Easy Limit Question (Final Value Theorem)

1. Feb 14, 2010

1. The problem statement, all variables and given/known data

I am given finction in the Laplace domain

$$X(s) = \frac{3s+7}{s^2(s+9)}$$

and I am asked to find:

$$\lim_{t\rightarrow\infty}x(t)$$

I solved this by partial fraction expansion and transformed it to the time domain, took the limit and the result was an infinite limit.

I feel like I could have used the Final Value Theorem which says that $\lim_{t\rightarrow\infty}x(t) = \lim_{s\rightarrow 0}X(s)$ and made this easier. Does anyone see how? As it stands, I cannot evaluate the limit as s-->0 because of the denominator. But if I could get it into an 'indeterminate form' I could use L'Hopital's rule.

Any thoughts?

Last edited: Feb 14, 2010
2. Feb 14, 2010

vela

Staff Emeritus
I think you have a typo in the function. In any case, what's the problem? Both methods gave you the same result: x(t) diverges as $t\rightarrow\infty$.

3. Feb 14, 2010

Hi vela. I don't you read what I wrote correctly. Perhaps take another look.

[typo fixed]

The whole point of the thread is that I did not use FVT because I do not know how to get X(s) into a form that allows me too. So how would I know that both methods yield the same result?

Casey

4. Feb 14, 2010

vela

Staff Emeritus
You can't use the final value theorem because the limit of sX(s) doesn't exist as s approaches 0. The top approaches 7 while the bottom goes to 0. There's no way to get around it diverging.

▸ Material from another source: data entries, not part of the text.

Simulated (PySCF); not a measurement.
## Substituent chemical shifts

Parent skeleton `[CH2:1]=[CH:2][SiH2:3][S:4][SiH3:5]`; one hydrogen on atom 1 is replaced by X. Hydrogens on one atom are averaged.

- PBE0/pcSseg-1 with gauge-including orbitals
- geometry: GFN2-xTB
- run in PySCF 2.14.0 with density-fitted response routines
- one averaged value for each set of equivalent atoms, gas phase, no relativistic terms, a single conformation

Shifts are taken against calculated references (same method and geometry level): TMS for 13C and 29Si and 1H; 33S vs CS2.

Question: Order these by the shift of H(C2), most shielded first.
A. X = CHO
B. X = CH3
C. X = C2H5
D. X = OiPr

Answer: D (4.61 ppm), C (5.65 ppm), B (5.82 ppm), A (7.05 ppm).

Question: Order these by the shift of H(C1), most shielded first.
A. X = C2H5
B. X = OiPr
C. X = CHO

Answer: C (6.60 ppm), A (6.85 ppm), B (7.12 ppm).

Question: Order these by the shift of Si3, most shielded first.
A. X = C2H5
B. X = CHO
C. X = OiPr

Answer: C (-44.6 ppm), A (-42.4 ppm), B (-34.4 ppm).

I'm not sure why you're expecting to be able to produce a finite answer via the FVT. You already found that x(t) diverges as t goes to infinity by explicitly finding x(t) and taking its limit.

5. Feb 14, 2010

I am not expecting to produce a finite answer. I thought I might be able to confirm my answer using FVT. But I think that I agree that there isn't anyway to re-write X(s) such that L'Hopital's rule could be used.

Do you know if FVT only works for finite-valued limits?

Thanks again

6. Feb 14, 2010

vela

Staff Emeritus
Well, in a sense you did. Applying the FVT says the limit diverges, which is consistent with what you found by taking the limit of x(t).

To say that the limits are equal assumes that the limits exist, but I'd guess that if one limit blows up, the other one will too. I've seen various statements of the theorem. Most seem to say it applies if the poles lie in the LHS of the complex plane, which isn't true for your particular X(s). The other statements are sloppier, just stating the result without the necessary givens.